This week, a movie you might have missed. Today’s film, the Argentine drama from 2000 Nine Queens, was suggested by listener Dave Blaine. Dave described it as a suspenseful crime film about two con men with a twist at the end that he never saw coming. Descriptions online compared Nine Queens to the work of David Mamet and other tough guy writers and filmmakers whose movies focus on the labor and language of criminals. Between that high praise and the fact that the film stars Ricardo Darin, an Argentine actor who gave a fantastic performance in 2009’s The Secret in Their Eyes, I was intrigued.
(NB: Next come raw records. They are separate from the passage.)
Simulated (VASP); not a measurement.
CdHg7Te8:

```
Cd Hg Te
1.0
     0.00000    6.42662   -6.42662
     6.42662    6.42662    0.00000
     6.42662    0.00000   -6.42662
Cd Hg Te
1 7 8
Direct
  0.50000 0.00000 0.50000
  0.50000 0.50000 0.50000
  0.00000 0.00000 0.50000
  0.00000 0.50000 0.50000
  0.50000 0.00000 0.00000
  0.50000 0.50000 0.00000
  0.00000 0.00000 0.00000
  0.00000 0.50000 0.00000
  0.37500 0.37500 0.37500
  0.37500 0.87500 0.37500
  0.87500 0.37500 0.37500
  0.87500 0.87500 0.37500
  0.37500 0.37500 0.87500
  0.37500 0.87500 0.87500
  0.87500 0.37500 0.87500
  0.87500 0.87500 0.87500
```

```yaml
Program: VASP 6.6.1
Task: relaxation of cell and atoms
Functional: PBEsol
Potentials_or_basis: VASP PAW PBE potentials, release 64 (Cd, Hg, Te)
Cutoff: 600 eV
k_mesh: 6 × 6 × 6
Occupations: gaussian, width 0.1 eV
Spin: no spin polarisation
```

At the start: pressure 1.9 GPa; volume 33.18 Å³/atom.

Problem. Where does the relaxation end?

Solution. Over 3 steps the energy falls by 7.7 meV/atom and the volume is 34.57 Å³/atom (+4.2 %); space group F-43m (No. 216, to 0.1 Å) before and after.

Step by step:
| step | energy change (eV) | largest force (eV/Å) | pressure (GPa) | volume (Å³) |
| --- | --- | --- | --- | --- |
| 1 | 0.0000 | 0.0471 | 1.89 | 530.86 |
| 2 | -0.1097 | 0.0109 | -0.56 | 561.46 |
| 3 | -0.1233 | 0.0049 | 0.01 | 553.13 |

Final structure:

The story begins with Juan, a small-time grafter bilking a
sweet convenience store worker out of a hundred bucks. After he gets greedy and
goes back to do the same thing to a different worker in the same store, he gets
busted. Unfortunately for Juan, an undercover cop happens to be on the scene
and drags him out of the store, assuring the workers that he’ll get justice for
them. Fortunately for Juan, the guy isn’t a cop at all but instead is a fellow
con man named Marcos. Marcos saw a less-experienced colleague in need and
decided to intervene. They spend the day together, testing one another’s
knowledge, learning each other’s stories. An old colleague of Marcos’s comes
along with a potential big money scheme involving a sheet of counterfeit stamps
- near perfect copies of a rare, unbroken sheet called the Nine Queens – and
Marcos grudgingly agrees to take Juan on as a partner in selling the fakes to a
rich businessman who needs to get out of town as soon as possible and needs to
put his wealth into something portable.
An added complication arises when it turns out that the
businessman is spending his last days in Argentina in an upscale hotel where
Marcos’s bitter, estranged sister is a concierge and his adoring,
hero-worshiping younger brother is a bellhop. His sister is angry because
Marcos did what con men do and bilked her and their younger brother out of
inheritance land and money that was rightfully theirs. Marcos just wants the
past to be the past and to move on to his next big score.
Roadblock after roadblack appears as, among other things,
the fake Nine Queens are first detected as forgeries and then stolen from our
con artist protagonists and thrown into a river. The profit margin for Juan and
Marcos shrinks as they have to pay off more and more people to overcome the
obstacles in their way. In the end, the crooked, departing businessman finds
out that the cute concierge at his hotel is Marcos’s sister and insists that
she become part of the deal in buying the Nine Queens. One night with her and
he’ll happily buy. Needless to say, that conversation between the two siblings
doesn’t go well.
It’s a twisty, turny tale of paranoia and deception galore,
and each performance is perfectly modulated, particularly those of the two
leads. Gaston Pauls as Juan has an innocent, open face and looks befuddled
through most of the movie, making him a highly effective con man and a
unpredictable player in this game of who’s fooling who?. The great Ricardo Darin
alternates between being persuasive, warm, and charming and then rat-like,
cold, and powerfully conniving. His eyes
are constantly watching, assessing, and greedily looking for an angle that will
benefit him the best.
When his sister agrees to sleep with the businessman but
only if Marcos confesses what he did with the family inheritance to their
innocent younger brother, Darin’s face alone is a masterwork of acting.
Nine Queens is a
great con artist film that more than transcends the language barrier. Each
character is compelling as they shift between likable and pathetic, relatable
and completely inhumane. I’m glad Dave Blaine recommended it, and I’m happy to
pass his excellent recommendation on to you.